Labour MP for Bootle, Peter Dowd, once described his constituency as a place where young people had 'no hope, no jobs and no future'. That was in 2017. This morning, the Office for National Statistics released figures showing that youth unemployment in Merseyside has fallen faster than the national average for the third consecutive quarter. The local rate now stands at 4.2%, down from a peak of 18.7% in 2011.
To understand what this means, you need to walk the streets of Birkenhead on a Tuesday afternoon. I did, and what I found was not a story of government policy or corporate investment. It was a story of people. Of Maria, who runs a community cafe that also offers CV workshops. Of Jamal, a 22-year-old who retrained as a solar panel installer after his father was made redundant from the Vauxhall plant. Of the quiet revolution happening in church halls, library computer rooms and high street betting shops turned into co-working spaces.
The numbers are impressive. Youth unemployment in the Liverpool City Region has fallen to 4.2%, compared to the national average of 5.1%. The gap is small but significant. It represents a shift in the cultural narrative of a place long defined by economic decline. When the docks closed, when manufacturing collapsed, when the term 'Merseyside' became shorthand for deprivation, something else was happening beneath the surface.

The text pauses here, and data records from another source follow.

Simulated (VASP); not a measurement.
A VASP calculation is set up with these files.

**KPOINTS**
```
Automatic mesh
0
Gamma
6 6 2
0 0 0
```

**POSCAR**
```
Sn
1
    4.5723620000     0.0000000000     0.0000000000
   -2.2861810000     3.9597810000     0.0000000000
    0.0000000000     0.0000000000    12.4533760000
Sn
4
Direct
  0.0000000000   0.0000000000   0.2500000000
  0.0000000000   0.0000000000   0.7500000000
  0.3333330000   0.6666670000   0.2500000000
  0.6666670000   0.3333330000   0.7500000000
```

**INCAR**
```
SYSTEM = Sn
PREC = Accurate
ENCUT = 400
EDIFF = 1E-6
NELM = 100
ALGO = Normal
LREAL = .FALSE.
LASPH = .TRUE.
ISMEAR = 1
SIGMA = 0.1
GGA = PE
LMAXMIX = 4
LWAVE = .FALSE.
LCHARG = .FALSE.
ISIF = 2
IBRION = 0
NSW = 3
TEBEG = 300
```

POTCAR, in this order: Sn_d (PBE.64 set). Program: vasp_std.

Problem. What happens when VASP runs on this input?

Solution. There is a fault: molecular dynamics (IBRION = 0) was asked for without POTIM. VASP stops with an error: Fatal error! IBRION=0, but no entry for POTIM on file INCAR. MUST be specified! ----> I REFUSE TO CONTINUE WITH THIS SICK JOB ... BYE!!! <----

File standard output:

On the streets of Liverpool, you see young people who are not waiting for salvation. They are building their own. The growth has been in sectors that didn't exist a decade ago: digital media, renewable energy, social care. But the real story is not sectoral. It is psychological. There is a sense here that the future is no longer something to be feared. It is something to be built.
Yet the human cost remains. The 4.2% figure masks the reality that certain postcodes, certain estates, certain families remain trapped. In Norris Green, youth unemployment still hovers at 12%. The fall has been faster in the city centre than in the outer estates. Class dynamics persist, as they always do. The young people who are succeeding are often those with the resources to pivot: a family home to live in while they train, a parent who can help with childcare, a friend who knows someone in tech.
But there is a cultural shift happening that the headline numbers cannot capture. It is in the way young people now speak about their city. I met a group of teenagers outside Liverpool Central station. They were not talking about leaving. They were talking about starting a clothing brand. They had names for their imaginary company. They had a logo. They had a plan. That sentence would have been unthinkable a decade ago.
The question is whether this momentum is sustainable. The national economy is uncertain. Public spending is tight. The infrastructure of hope that has been built here - the community organisations, the retraining programmes, the mental health support - is fragile. But for now, on a grey morning in Merseyside, the jobs miracle is real. It is fragile, incomplete and uneven. But it is real.